3.2 Fundamentals of inferential statistics

Before turning to our first General Linear Model, we need to establish the logic of what inferential statistics is about, using a very simple hypothetical case.

3.2.1 Samples and populations

We generally work with modest samples of participants or observations. Say I am doing an opinion poll for an upcoming referendum. I might ask 2000 people which way they are going to vote. This sample is a kind of small world. We don’t really care about the small world per se, though. We care about the large world of which the small world is a studiable part. In the opinion poll case, I care about how the 30 million voters will vote on referendum day; the 2000 in my sample of mainly of interest because they can give me some information about that larger world.

The large world from which your sample is drawn in called the population. It is almost always impractical to study the whole of the population (the rare exception is things like censuses, which are supposed to contain the whole population of interest, not just a sample). Indeed, the idea of studying the whole population does not even make sense in many cases: for example, if you are studying the functions of some area of the human brain, the population of interest is the brains of all current humans plus those who have not yet even been born. So you study a small world, a sample, and try to extrapolate to what might be true about the large one from the data you get. Of course, this raises questions about the extent to which your sample is representative of the population you wish to make inferences about. We won’t go into these questions here, but your inferences are only secure for that population which is like your sample in terms of the parameters specified in your model.

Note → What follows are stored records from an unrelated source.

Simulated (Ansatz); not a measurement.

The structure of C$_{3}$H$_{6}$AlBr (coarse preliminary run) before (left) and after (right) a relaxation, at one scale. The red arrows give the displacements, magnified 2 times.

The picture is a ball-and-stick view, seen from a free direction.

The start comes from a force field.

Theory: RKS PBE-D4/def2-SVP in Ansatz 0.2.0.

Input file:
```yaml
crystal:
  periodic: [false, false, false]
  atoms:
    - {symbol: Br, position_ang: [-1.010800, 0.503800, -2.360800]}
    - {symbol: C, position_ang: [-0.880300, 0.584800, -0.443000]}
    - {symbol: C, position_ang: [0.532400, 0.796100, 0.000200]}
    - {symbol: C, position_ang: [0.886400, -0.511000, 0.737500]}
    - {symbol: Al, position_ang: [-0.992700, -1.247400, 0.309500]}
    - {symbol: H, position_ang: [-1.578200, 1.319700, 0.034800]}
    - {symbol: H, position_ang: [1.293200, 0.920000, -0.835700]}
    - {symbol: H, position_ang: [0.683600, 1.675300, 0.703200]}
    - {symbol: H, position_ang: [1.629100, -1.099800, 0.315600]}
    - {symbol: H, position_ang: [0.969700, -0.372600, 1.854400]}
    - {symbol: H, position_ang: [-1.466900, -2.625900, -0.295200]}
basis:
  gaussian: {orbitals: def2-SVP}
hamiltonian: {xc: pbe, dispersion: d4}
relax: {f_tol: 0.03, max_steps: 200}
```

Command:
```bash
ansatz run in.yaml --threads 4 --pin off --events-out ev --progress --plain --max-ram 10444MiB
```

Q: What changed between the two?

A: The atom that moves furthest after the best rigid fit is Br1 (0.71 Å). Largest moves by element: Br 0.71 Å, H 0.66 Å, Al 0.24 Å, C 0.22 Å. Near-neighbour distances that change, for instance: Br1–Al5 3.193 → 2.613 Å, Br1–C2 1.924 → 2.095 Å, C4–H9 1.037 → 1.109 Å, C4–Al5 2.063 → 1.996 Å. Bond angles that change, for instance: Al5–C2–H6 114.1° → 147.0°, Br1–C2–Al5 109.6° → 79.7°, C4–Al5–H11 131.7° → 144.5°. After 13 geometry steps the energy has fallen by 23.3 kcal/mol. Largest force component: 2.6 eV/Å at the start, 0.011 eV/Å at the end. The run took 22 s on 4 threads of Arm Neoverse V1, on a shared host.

3.2.2 Models, parameter estimates, and confidence intervals

The first step in inference is to write down a statistical model of the situation you want to understand. This model contains parameters, often denoted with Greek letters. These parameters are properties of the population (not the sample), and their value is, by definition, unknown.

In the case of our opinion poll, the model is as simple as can be:

A proportion \(\theta\) of the population intends to vote ‘Yes’ on referendum day.

In the terms of chapter 1, the parameter \(\theta\) is our estimand. How then are we going to figure out what its value is? It turns out, through some maths I won’t go into, that as long as my sample is representative of the population from which it is drawn, the best possible estimate of the unknown parameter \(\theta\) is just the proportion of my sample who said they intend to vote ‘Yes’. Thus, if I sample 2000 people and 54% of them say they intend to vote yes, then my best parameter estimate for \(\theta\) is 0.54.

But, my parameter estimate is imprecise. I could be a bit wrong. I could have got lucky or unlucky in who happened to fall into my sample. The magnitude of this imprecision is going to depend on my sample size (the number of people I interview). To see how this might go, the figure below simulates 100 data samples drawn from a population where \(\theta\) really is 0.54. For a series of sample sizes between 5 and 2000, I plot what my parameter estimate would be if I stopped sampling at that sample size.

You can see that on average, and regardless of sample size, I get an answer of 0.54 (this is good!). However, I get some variation from sample to sample. With small sample sizes, this variation can be dramatic: I can have estimates of \(\theta\) as small as zero or as big as one. The larger my sample size, the more narrowly my estimates cluster around 0.54, though even with 2000 respondents, my achieved estimate varies a bit from time to time.

Thus, any parameter estimate from any study is imprecise to some extent, because of our finite sample size. We characterize this imprecision in two related ways. The first is the standard error of the parameter estimate. This can be thought of as ‘the amount by which a typical parameter estimate might be wrong either way’. The second is the 95% confidence interval for the parameter estimate. This is the interval within which, were you to run your study 100 times, 95 of your realised parameter estimates would fall. The choice of 95 is arbitrary but conventional; you could just as well report an 89% confidence interval, or a 99% confidence interval. When you report a parameter estimate, you should always report either the standard error or the 95% confidence interval, to give your reader a sense of the margin of error of your inferences.

You may be wondering how you are supposed to know the standard error or confidence interval of your parameter estimate. After all, you don’t know the true value of the parameter (that’s the whole point), and you aren’t going to run your study 100 times. Suffice it to say that there are some mathematics we won’t go into that estimate these things, based on the observed variability in the data, and your sample size. R spits them out for you. The standard error and confidence interval are related: in simple cases, the 95% confidence interval is your observed parameter estimate plus or minus 1.96 times the standard error.